The NLC may not have gauged the public mood and disposition properly – or maybe it thinks it can drag the public along – as it sets out on its action.
With the availability of petrol and reasonable pricing an existential need for the greater number of Nigerians, typically evoking emotional responses, traditional calls by organised labour and its civil society collaborators to the barricades and to shut down the country over fuel price increases – in the past twenty instances, over thirty years – usually resonated well with the public.
This was largely due to widespread feelings of disillusionment with the federal government, generally considered corrupt and unaccountable, with poor management skills of the economy, seeking to take away affordable fuel as possibly the most important safety net left to the suffering people of Nigeria.

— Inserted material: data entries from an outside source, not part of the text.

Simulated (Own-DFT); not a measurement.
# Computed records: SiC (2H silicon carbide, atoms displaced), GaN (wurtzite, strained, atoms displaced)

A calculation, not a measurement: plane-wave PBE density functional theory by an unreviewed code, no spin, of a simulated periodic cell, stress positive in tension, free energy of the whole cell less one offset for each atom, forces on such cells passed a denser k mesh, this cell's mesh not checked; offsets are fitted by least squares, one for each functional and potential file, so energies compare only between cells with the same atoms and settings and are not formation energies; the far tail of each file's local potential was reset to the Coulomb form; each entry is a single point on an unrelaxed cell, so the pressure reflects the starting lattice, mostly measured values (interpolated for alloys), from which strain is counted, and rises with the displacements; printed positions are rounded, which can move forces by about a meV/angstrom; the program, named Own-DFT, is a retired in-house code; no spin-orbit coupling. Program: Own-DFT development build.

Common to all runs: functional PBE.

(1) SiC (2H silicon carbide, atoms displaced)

PREMIUM TIMES observes that the present strike call comes at a time when the end of the super-cycle is hurting commodity prices globally. Along with the growing economic viability of renewable energy sources, this has driven fiscal crises in many oil-exporting countries, especially those where crude oil dominates the fiscal space. As such, confronting deep budget cuts, unable to sustain payment of subsidies across sectors, and compelled to fund essential services optimally, many such economies have revised their fuel pricing templates.
Increases in the pump station price of petrol have reached as high as 60 percent in countries from Venezuela to Saudi Arabia, Qatar, etc.
Yet, while organised labour may have misread the public disposition accurately, its protest seeks to feed into evident public irritation with a succession of ill-considered policies in the petroleum sector.
The ensuing flip-flops and reversals have seen the federal government, through the minister of state for petroleum, Ibe Kachikwu, rapidly transiting from an earlier claim that petrol subsidy had been removed and that at least a billion dollars was being saved per month, to proclaiming a price modulation template designed to manage the pump price for petrol.
Add to this confusion the earlier decision to reduce the pump price from N97 to N87 and then to N86.50, a renewed claim that some level of subsidy remained, which also needed to be removed, and now that it is all about the non-availability of foreign exchange for imports, necessitating a regime of “deregulation” — but one in which a price band is still being fixed for fuel at the pump.
Compounding this has been the recurrent public complaint – largely justified – that the Buhari government is one that barely communicates with Nigerians, even when seemingly acting with the best of intentions. And, that a lot of its activities are largely opaque, if not outrightly shrouded in mystery, as in the instance of the administration’s anti-corruptionprogramme’s recovery of stolen public assets, the extent of which Nigerians are still unaware of.
PREMIUM TIMES considers the current issue of the increase in the price of petrol – and some of the responses to it, such as that of labour – as serving a very cogent example of how things may go awry if the government does not start communicating its actions, policy directions and implementation regularly, clearly and coherently.
It is quite unfortunate that the government abruptly announced the fuel price increase of May 11, without prior information of or engagement with the public. This has left a lot to be desired, forcing on Nigerians the sudden need to cope with skyrocketing food, transportation and alternative energy costs. This is certainly at the core of the grouse of organised labour, whose proposal of a new minimum wage to reflect newer realities is still up for consideration.
It would do the leadership and general membership of organised labour in Nigeria good to re-evaluate their call for a strike aimed at shutting down the country from May 18 as it is already proving a difficult sell, lacking in crucial public buy in.
However, only recently the federal government announced its release of N350 billion for the commencement of capital projects across the country, and also a N500 billion economic palliative package to mitigate the effects of the fuel price hike. This is to involve a schools’ feeding programme for 5.5 million students; loans to traders, market women, artisans and those involved in agriculture; stipends for the desperately poor and vulnerable; payments for the training and deployment of unemployed graduates and education grants, across the country.
In as much as these appear well intentioned, and great sections of the public seem to be interested in giving additional benefit of doubt to the Buhari administration, PREMIUM TIMES feels that it could be more worth the while of organised labour to be interested in ensuring that social welfare and protection programmes are assisted to become better targeted towards social vulnerabilities, and are more efficient. Civil society mechanisms need to be developed to ensure that these programmes are delivered on, with the funds meant for them not diverted, while people are supported to get back to work.
The leadership of the labour movement should not deplete any more of its legitimacy with the working people of this country. They should call off this ill-advised strike now.